Covering an area of more than 30,000 square kilometers, Qiandongnan boasts over 500 peaks and around 3,000 rivers. It is home to peoples of 30 or so ethnic groups, among them the Miao, Dong, Bouyei, Shui, Yao, Zhuang and Tujia, who together comprise 81 percent of its population.
The Miaos are well-known for their musical talents. A popular Miao air is the Song of Miao Mountain, which native singer Ayouduo performed at the Vienna Golden Concert Hall in 2005. Strolling through Qiandongnan's ethnic minority villages is a chance to observe the distinctively constructed Miao dwellings and traditional crafts, and to be dazzled by the locals' elaborately embroidered colorful costumes. No fewer than 68 Miao traditions are listed as intangible cultural heritage items at national level.
Qiandongnan Miao and Dong
Autonomous Prefecture is famous for its breathtaking scenery and fascinating ethnic minority cultures. Its pleasant weather and scenic landscapes make the area an ideal summer resort. The 200 or more festivals all year round, among them the Miao Sister’s Day, the Dong Wrestling Day and the Yao people’s Panwang (a mythical creature) Festival, have made Qiandongnan known as the land of a hundred festivals.
Primal Experience
Of all the scenic spots that have recently been attracting increasing numbers of tourists throughout China, few can tempt visitors to linger like the stunning landscape of Xijiang Miao Village in southeastern Kaili, capital of Qiandongnan Prefecture. The largest Miao village in China and steeped in history, Xijiang is a transliteration of the Miao words meaning place where the Miao Xi family lived. It consists of rows of stilted wooden houses accessed by ladders that are picturesquely juxtaposed against towering mountains and high ridges. Specialist researchers regard Xijiang Miao village as a living fossil for the study of Miao history and traditional culture.

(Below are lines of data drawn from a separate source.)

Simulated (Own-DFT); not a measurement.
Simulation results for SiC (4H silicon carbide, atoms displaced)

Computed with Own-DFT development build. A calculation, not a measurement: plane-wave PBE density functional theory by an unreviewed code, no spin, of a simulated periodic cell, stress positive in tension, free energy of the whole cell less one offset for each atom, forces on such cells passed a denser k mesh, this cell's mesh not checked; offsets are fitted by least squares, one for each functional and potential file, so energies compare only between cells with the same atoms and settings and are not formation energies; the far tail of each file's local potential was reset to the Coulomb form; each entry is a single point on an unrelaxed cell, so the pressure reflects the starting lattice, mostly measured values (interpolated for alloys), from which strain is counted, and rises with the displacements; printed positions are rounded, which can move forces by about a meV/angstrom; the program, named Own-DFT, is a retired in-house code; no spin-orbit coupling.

There are more than 1,000 households in this village that has stood for as many years. The tranquil, peaceful life of its inhabitants is a source of envy for urban visitors who come to spend a few days and to the painters that go both to enjoy the tranquil surroundings and to work. All loath to leave.
In his 1976 book Migrants of the Mountains Australian anthropologist W.R. Geddes cited Miao as one of the two ethnic groups in the world that have been through many hardships but have survived to become strong, the other being the Jews.
The ancestors of the Miao people have lived in present-day western Hunan and eastern Guizhou provinces since the Qin (221-206 BC) and Han (206 BC – AD 220) dynasties. There are references to the Miao in documents of the Tang and Song period (618-1279).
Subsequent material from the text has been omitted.